All right...guess its time for the "old fart" to add his devaluated two cents.
Was born in '62, so lived though several TEOTWAWKI (The End of The World As We Know It) moments - which was used long before REM made it popular. Worst was through high school from '78 to '81 - was darned certain one of the two biggest, baddest boys on the block was bound to start something, with Iron Lady Thatcher in the cheerleading section. Then, poof! Not with a bang, but a whimper, the USSR folds! Then we had the turbulent months of Y2K - which incidently was quite real, simply not the huge meltdown everyone was expecting.

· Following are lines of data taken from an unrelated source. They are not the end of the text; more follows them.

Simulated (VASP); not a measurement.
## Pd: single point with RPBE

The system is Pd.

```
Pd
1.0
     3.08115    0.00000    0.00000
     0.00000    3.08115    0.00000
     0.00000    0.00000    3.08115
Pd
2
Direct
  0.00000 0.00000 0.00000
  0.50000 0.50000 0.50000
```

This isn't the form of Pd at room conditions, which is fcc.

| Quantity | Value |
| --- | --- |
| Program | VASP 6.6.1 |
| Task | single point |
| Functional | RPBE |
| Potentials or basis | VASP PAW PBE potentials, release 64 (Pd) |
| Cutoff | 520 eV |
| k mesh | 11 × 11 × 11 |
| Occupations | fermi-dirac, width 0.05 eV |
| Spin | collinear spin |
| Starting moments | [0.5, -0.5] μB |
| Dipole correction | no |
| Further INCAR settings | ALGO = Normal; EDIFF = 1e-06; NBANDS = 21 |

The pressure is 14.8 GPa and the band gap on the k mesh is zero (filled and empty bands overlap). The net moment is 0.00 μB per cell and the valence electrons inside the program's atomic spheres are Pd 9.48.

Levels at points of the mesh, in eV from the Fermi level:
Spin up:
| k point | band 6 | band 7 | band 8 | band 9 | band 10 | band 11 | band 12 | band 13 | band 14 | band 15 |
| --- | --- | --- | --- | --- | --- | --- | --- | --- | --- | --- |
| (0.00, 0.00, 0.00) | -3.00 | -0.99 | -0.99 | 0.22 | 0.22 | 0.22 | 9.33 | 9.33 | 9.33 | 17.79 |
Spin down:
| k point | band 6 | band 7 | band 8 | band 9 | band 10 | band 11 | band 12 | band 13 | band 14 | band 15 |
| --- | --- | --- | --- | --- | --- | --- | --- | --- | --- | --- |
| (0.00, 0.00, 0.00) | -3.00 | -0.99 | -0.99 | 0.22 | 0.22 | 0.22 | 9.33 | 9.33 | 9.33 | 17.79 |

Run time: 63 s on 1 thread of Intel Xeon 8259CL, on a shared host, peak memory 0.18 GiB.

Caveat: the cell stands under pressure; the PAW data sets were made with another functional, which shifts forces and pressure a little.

But ahh - those shelters!! In college some friends and myself were invited to clean out a section of steam tunnels to make room for more obsolete junk; with the proviso that "you haul it out - its yours - we don't want to know". The first Civil Defense oddity (absurdity actually) was the TOILETS!! Imagine opening a cardboard drum roughly 2' diameter and 3' tall and pulling out a seat designed to fit on top of the drum, along with plastic liners, 200-grit toiletpaper, and a gallon jug of iodine to keep the stench down after using it. Remember, a shelter was designed to hold a few hundred folks in a fairly confined space for an indefinite amount of time - even BO would start getting on other people's nerves! Then the good stuff was uncovered! Survey meters, dosimeters, and a dozen ANG11 radios - complete with corroded batteries. Food came up next (almost literally!) We uncovered several varieties, the first were 45lb tins of hard candy (for carbs), large tins of crackers, carton after carton of someones idea of peanut butter, and a few cases of C-Rations (grand-daddy to MREs). The candy was great - we put bowls of it out during dorm parties. The crackers in contrast were actually disguised roach poison (roomie discovered a dead roach next to some so the moniker stuck!). The C-rats were to say the least disgusting - ever see a green egg? Even the Lucky Strike studs were dried out. Only salvageable thing out of those were the sterno heaters and the pound cake. The peanut butter - we set it out on the curb one morning and it was gone that afternoon after classes - best forgotten. But the most darkly humorous thing we later discovered was that even though we hauled out six or seven pickup truck-loads of stuff out; NONE of us saw a CAN OPENER in any of the stuff! Holy Water Chips, batman!
Being in "tornado alley", we have a nice low-budget home-made 'Vault" which I've nicknamed 13. Should the house be destroyed, we could live somewhat comfortably for a few months in it. The shelter is made from several 14'dia steel culverts welded together into a bedroom/commons/storage/physical plant arrangement. Stays a pleasant 74 degrees year round!
I was born in '87, so I've obviously never really dealt with this, and even my parents (born in '66) said they didn't really remember much about this stuff, but my aunt who was born in the lat 40's, and my grandparents remembered this stuff. I don't think any of them were really ever worried about it that much.
I also live in tornado alley, but we don't have any sort of shelter. Some of the neighborhoods less than a mile away from our house have been completely leveled, but we've been lucky so far. We just have a basemant. (at my apartment, we don't even have a basemant, but at least we're on the bottom floor).
I just can't imagine living in fear like that.